Machine learning algorithm is a computer program that has the ability to learn from data , store its learning and predict if new data comes in. Now think how a newborn baby learns to identify anything. We teach them to see if there is an apple or a ball. The babies see those pictures of apples or balls. Maybe from the very first time they could not correctly identify the difference between an apple and a ball. They sometimes call a ball to an apple and call an apple to a ball. But after seeing many such examples they can identify. When we ask them to tell me what is this? Now the babies can identify correctly .They can speak an apple to an apple or a ball to a ball. The same techniques of teaching also apply while training the Machine learning Algorithm.
We need to feed data(training data) into the ML algorithm, the data must have enough information to the model. Once the model gets trained, we can test it to check its accuracy and performance by feeding the new kind of examples(test data). Once we are satisfied by the results we can use it for deployment. But if we are not satisfied, we can take a different sample of training data, change its feature(column) called feature selection, we can do feature extraction then retrain the model again until we are not satisfied by the test results.

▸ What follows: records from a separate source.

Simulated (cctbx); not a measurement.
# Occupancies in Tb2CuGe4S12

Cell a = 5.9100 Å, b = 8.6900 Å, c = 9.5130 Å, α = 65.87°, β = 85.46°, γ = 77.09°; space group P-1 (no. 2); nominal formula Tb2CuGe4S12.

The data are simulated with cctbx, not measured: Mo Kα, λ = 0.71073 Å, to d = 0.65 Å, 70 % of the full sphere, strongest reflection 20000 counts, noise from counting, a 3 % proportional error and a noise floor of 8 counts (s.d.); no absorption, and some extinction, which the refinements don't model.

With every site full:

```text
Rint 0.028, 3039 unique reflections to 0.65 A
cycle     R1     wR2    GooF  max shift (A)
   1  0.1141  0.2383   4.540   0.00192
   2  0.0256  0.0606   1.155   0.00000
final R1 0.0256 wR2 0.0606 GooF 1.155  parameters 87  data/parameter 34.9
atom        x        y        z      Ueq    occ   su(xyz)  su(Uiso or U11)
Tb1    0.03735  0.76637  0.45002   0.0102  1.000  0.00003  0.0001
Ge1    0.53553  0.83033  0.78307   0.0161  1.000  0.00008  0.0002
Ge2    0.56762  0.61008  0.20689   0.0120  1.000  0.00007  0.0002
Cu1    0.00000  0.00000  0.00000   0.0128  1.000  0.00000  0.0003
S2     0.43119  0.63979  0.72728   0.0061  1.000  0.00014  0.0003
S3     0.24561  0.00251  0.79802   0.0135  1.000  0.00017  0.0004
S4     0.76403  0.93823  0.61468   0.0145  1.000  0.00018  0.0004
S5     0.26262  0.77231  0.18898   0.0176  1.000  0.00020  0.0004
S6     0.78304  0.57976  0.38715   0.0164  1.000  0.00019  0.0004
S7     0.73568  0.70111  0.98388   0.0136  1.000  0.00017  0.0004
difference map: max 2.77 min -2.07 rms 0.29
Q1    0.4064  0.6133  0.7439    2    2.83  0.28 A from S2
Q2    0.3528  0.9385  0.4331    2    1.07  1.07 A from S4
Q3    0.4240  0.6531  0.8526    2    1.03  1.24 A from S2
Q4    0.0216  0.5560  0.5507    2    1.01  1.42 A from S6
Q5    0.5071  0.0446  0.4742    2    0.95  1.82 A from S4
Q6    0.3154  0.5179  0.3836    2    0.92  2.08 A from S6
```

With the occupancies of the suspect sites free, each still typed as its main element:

Now understand the important Keywords :
- Dataset
- Training data
- Test data
- Independent variable
- Dependent variable
- Input data
- Output data
- Machine learning algorithm
- Machine learning Model
Data set : Data which is under your observation. This set of data is your point of analysis, deployment cleaning and model Training.
Training Data : It is a part of your Data Set. This portion of data is taken for Model training.
Test Data : It is also a part of the Data set. It is taken for testing your Model accuracy and error. In general we take a 70:30 ratio for train and test splits. That mens 70 percent Training data and 30 percent Test data but It’s up to you.
Independent Variable : This is the input variables or features or factors in your dataset. If your problem statement refers to a supervised problem. Then you treat one portion of data as independent and the other portion as dependent variable.
Dependent variable: This is the output data. Sometimes also called a class or label of each row of your data. The Dependent variable can be numerical or categorical in nature.
For example : sales price prediction, quantity of sales, House price prediction, weather prediction such as Temperature, Moisture, Air velocity Prediction. These kinds of problems have dependent variables of numerical nature because sales price, quantity, Temperature or air velocity is nothing but a number.
Loan prediction, Churn Reduction, Email spam filtering are the kind of problems which have dependent variables of categorical nature. Because it has some classes like Yes or NO, Spam or Non Spam, etc.
Input data : Input data is used as an information for feeding into ML algorithms for training models. The Input data must be cleaned enough for the model’s good performance.
Output Data : It is a target or dependent variable which depends on the input data or independent variables.
Machine learning algorithm : A set of instructions or algorithm which has capability to build models based on training data. The same set of instructions (piece of code) can generate different kinds of Models based on different samples of training data. Each model will predict differently because they got trained on different sets of data.
Now understand with a simple Analogy :
Imagine there are 2 students who are preparing for competitive exams. Each student has a different way of learning and practicing the problems. the 1st student studies 10 hours a day , the 2nd does 12 hours. The 1st one does 1 hour of physical exercise and yoga (brain exercise) but the 2nd one does not. The 1st one sleeps well and makes distance from social media but the 2nd one is fond of social media and doesn’t sleep well.
Now think and compare these two students’ strategies. Is the kind of learning or the information received by their brain equal ? Of Course Not. They will perform differently in the exams.
Similarly if the sample of data is different in each training , the model will generate different results each time and predict the output differently.
Now You can compare your Machine learning algorithm with this strategy of preparations. ML algorithms are the same piece of code always just like the syllabus of the exams every student follows. The ML Models are like students who learn from books or other resources (data). The predicted value by the Model is just like the exam’s result. The result cannot be the same for every student, so different Models predict differently. I hope you have the fundamental understanding of Machine learning Algorithms.
Machine learning Model : it is a product of Machine learning Algorithm. For example You write some piece of code using scikit learn library. In that piece of code you have to feed input data for training. After training you can save your Model as an object file.
For example (In python)
- Model= LinearRegression().fit(X_train, Y_train)
Here, X : input data, y : output data
Now you can predict this way :
- Y_pred= Model.predict(np.array(X_test)
Result : Y_pred is my predicted value
This array is input data, once you insert and run the code it will return an output which is nothing but a predicted value.